Figure 6 shows the No. 8 CNN structure that achieved good practical results. The input is a grayscale image, which is processed through two convolutional layers and one pooling layer, then converted into a 1D vector and passed through a fully connected layer to the output layer. The input grayscale image has a size of 60 × 60 × 1; the convolutional kernels have a size of 3 × 3; the pooling layer has a size of 2 × 2; the activation function is ReLU; the optimizer is Adam; the loss function is Mean Squared Error (MSE); and the output layer predicts the positioning marker coordinate error.
The initial design of this network structure was inspired by the classic VGG network structure, which uses more convolutional layers with more neurons and additional fully connected layers. However, practical tests showed that this simple CNN structure outperformed the more complex VGG-like structure. The reason may be that this task involves a limited number of features. The typical VGG network structure is deeper and uses too many fully connected neurons (over 1000), ultimately leading to severe overfitting.

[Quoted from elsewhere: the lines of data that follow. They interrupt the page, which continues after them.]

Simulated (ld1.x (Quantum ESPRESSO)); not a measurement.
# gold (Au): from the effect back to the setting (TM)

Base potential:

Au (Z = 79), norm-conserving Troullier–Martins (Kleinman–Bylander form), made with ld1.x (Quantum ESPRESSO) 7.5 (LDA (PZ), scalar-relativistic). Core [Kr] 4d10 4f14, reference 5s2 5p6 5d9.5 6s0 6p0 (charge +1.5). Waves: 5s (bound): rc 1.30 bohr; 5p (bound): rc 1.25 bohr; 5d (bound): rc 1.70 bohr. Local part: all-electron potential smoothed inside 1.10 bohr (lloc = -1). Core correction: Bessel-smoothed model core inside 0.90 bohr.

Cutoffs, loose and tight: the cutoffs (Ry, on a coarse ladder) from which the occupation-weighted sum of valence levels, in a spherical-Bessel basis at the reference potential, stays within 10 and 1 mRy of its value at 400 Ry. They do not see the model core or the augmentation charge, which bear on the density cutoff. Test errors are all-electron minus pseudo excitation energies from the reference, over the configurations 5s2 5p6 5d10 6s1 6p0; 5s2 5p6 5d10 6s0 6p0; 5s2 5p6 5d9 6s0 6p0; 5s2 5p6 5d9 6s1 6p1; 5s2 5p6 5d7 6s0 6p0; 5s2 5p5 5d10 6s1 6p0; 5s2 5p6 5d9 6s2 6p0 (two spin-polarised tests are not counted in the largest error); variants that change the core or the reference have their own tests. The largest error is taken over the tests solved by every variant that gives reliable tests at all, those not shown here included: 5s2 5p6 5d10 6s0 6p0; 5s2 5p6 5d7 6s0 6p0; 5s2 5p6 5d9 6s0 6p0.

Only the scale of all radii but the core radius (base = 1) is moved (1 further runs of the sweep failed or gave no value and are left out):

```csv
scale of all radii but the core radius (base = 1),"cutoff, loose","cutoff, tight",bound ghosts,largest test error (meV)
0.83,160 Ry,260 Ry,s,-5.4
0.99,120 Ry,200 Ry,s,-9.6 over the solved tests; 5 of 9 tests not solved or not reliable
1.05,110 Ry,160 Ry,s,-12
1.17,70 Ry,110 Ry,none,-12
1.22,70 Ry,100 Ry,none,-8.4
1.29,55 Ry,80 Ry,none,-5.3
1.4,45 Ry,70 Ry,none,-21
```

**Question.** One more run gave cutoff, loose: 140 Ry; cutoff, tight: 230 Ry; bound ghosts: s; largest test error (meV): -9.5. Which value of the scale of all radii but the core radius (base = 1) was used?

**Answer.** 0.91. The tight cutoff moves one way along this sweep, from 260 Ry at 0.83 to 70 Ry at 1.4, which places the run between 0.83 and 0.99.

This structure efficiently extracts relevant features from the grayscale image through the convolutional layers, reduces the dimensionality and retains important features through the pooling layer, and finally maps these features to the predicted output through the fully connected layer. The use of 3 × 3 convolutional kernels allows for the extraction of detailed spatial information while maintaining a manageable computational load. The training and validation loss of the CNN model after 50 epochs of training are shown in
Figure 7 below. The model achieved convergence with a MSE training loss of 0.0011 and validation loss of 0.0016, which represents a marked improvement over the prior FNN baseline (showing 90% reduction in error). The baseline VGG-style network (five convolutional layers, three fully connected layers) required 15.5 billion FLOPs per inference due to its deep structure with 512-channel convolutions and high-dimensional fully connected layers (4096 nodes). Our streamlined architecture reduces this to 3.8 billion FLOPs through three strategic optimizations: (1) Layer pruning eliminating 60% of convolutional layers (5→2) and 67% of FC layers (3→1); (2) channel compression limiting maximum feature maps to 64 channels (vs 512 in VGG); and (3) implementation of 2 × 2 pooling that progressively halves spatial dimensions from 60 × 60 to 15 × 15. These architectural changes achieved 99.7% parameter reduction (138 M→0.35 M) while maintaining feature extraction capability through preserved 3 × 3 convolutional kernels. Empirical validation on an Intel i5-12500H system confirmed proportional resource savings-training time per epoch decreased 75% (18→4.5 min); GPU memory usage dropped 76.5% (9.8→2.3 GB); and model storage shrank 99.7% (528 MB→1.4 MB). The FLOPs reduction (75.5% theoretical) and actual runtime improvements (75% measured) demonstrate strong correlation, proving the optimization’s effectiveness. This efficiency gain enables real-time defect correction on consumer-grade hardware while achieving sub-100 nm precision, resolving the critical throughput-precision tradeoff in laser direct writing systems.
The optimized CNN architecture achieved a mean squared error (MSE) of 0.0015 on the test set, demonstrating superior alignment prediction accuracy compared to conventional FNN approaches. As illustrated in
Figure 8, statistical results show that the corrected alignment error, obtained by subtracting the predicted alignment error from the labeled alignment error, has a 3σ value reduced to less than 10% of the labeled value. This indicates that the CNN model is capable of reducing the alignment error caused by defective marker recognition by more than 90%. The distribution of the first 300 sets of data also intuitively shows that the CNN model can predict the alignment errors caused by random marker defects to a greater extent than its FNN counterpart. Both in the X coordinate and the Y coordinate, the predicted trends are correct, and the approximated values are very close, even for some alignment errors with larger magnitudes. We can observe that there are few points with deviations greater than 100 nm. This performance stems from the network’s hierarchical feature extraction mechanism: 3 × 3 convolutional kernels systematically capture critical spatial patterns (edge gradients, texture variations) through localized receptive fields, while parameter sharing across translationally invariant operations substantially reduces model complexity. The architecture’s shallow topology (two convolutional layers followed by max-pooling and a single fully connected layer) proves optimal for this defect-correction task, balancing sufficient feature abstraction with minimized overfitting risks—a crucial advantage given the limited morphological complexity of alignment markers. Compared to FNN baselines, the CNN reduces trainable parameters by 98.7% through its weight-sharing paradigm while maintaining spatial robustness to marker positioning variations. This design synergy enables precise coordinate regression (σ < 50 nm) with 75% faster inference speeds than deeper networks, effectively resolving the accuracy–efficiency tradeoff in high-precision overlay alignment systems.